Dead Irrawaddy Dolphin Found in Mandalay Region
By Zarni Mann 23 June 2017
MANDALAY — Local fishermen found the dead body of an Irrawaddy dolphin near Madaya Township’s Thone Sae Pay village in Mandalay Region on Wednesday, according to the Wildlife Conservation Society (WCS).
“After studying the body, we found it was a 30-year-old male with no injuries, so we took the cause of death to be old age,” said deputy project manager of WCS U Kyaw Hla Thein, adding that the dolphin probably died a few days before it was discovered.
Local environmental activists, however, blamed the death on electric-shock fishing, a major threat to the endangered species.

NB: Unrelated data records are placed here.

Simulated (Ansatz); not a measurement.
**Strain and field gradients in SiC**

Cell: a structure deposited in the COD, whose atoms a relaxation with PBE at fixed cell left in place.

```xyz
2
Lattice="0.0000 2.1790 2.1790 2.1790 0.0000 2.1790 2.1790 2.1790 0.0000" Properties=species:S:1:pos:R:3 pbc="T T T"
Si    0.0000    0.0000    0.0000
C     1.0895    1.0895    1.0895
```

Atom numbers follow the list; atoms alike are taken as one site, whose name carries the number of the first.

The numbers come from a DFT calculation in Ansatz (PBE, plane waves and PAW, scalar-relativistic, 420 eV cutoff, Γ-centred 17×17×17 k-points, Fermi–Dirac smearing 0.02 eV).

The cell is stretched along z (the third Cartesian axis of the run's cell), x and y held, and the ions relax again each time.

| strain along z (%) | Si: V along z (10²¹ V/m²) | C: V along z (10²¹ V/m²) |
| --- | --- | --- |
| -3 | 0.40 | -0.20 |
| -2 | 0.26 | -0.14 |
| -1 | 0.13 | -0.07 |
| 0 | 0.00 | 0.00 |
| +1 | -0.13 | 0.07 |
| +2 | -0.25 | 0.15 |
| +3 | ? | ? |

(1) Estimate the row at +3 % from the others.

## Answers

“Although there is prohibition of electric-shock fishing, some fishermen are still using the method as the supply of fish is declining in the Irrawaddy River,” said U Maung Maung Oo, a member of the Natural Green Society, which is researching Irrawaddy dolphins.
Electric-shock fishing, especially in the Irrawaddy River’s protection zone, is prohibited by the Freshwater Fisheries Law, enacted by the Department of Fisheries, and violators face three years in prison or a 300,000 kyats fine.
“To effectively protect this endangered species, the local government should restrict fishing in the Irrawaddy River and stop gold miners polluting the river upstream,” said U Maung Maung Oo.
According to WCS, in 2012 there were 86 dolphins. By 2014, however, the population was just 63. In 2015, 58 were counted in the protection zone, which spans from Mandalay to Bhamo.
The population of dolphins was counted as 65 in 2016, despite three dolphins, including a pregnant female, being found dead that year.
A WCS survey in February this year found 69 dolphins in the protection zone. At the end of April, a male dolphin was found dead with injuries on his fins believe to be caused by a boat’s propeller.